Even had we decided not to see the pregnancy to full term, I know that it would have been the right choice. My partner – and any woman for that matter – doesn’t make such decisions lightly. As with the pregnancy and birth, she carefully considers options and consequences. Birth is not a simple thing to make a decision over a cup of coffee or on a whim. Every person who makes a decision to have kids or not considers it very, very carefully.

I trust that anyone who is faced with pregnancy thinks long and hard about their next step. It would be foolish to think otherwise. They may not always make what you or I think is the right decision, but they take it very seriously.

It’s important that we trust women with such decisions. They can decide what’s right for their bodies. That’s not up to you or me and certainly not the government. I trust that every woman will make the choice that is right for her.

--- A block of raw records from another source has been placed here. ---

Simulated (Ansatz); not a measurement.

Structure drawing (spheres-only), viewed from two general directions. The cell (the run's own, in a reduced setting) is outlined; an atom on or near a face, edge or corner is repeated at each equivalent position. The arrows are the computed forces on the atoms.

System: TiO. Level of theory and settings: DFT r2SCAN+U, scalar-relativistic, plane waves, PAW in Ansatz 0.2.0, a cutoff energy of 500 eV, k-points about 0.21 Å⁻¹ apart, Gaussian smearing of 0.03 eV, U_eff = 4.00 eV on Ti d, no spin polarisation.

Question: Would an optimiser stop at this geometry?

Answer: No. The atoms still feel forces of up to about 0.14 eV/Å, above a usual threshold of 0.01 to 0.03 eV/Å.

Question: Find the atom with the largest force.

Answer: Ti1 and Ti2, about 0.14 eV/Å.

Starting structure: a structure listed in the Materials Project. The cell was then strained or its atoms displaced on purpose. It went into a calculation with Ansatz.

This trust is what drives the movement to protect a woman’s right to choose. I want people to trust that I will do what’s right for me, allowing me to make decisions for myself. So, I trust that women will do the same. Whether it involves birthing or abortion, it is important we trust women to make these decisions for themselves.

Let’s do what we can to keep abortion and other family planning measures accessible, safe, and protected under the law. Check out NARAL’s site to learn more about this issue of a woman’s choice and today’s “Blog for Choice” effort.

I mean, you don’t have to. It’s your choice. I trust you to make the right decision.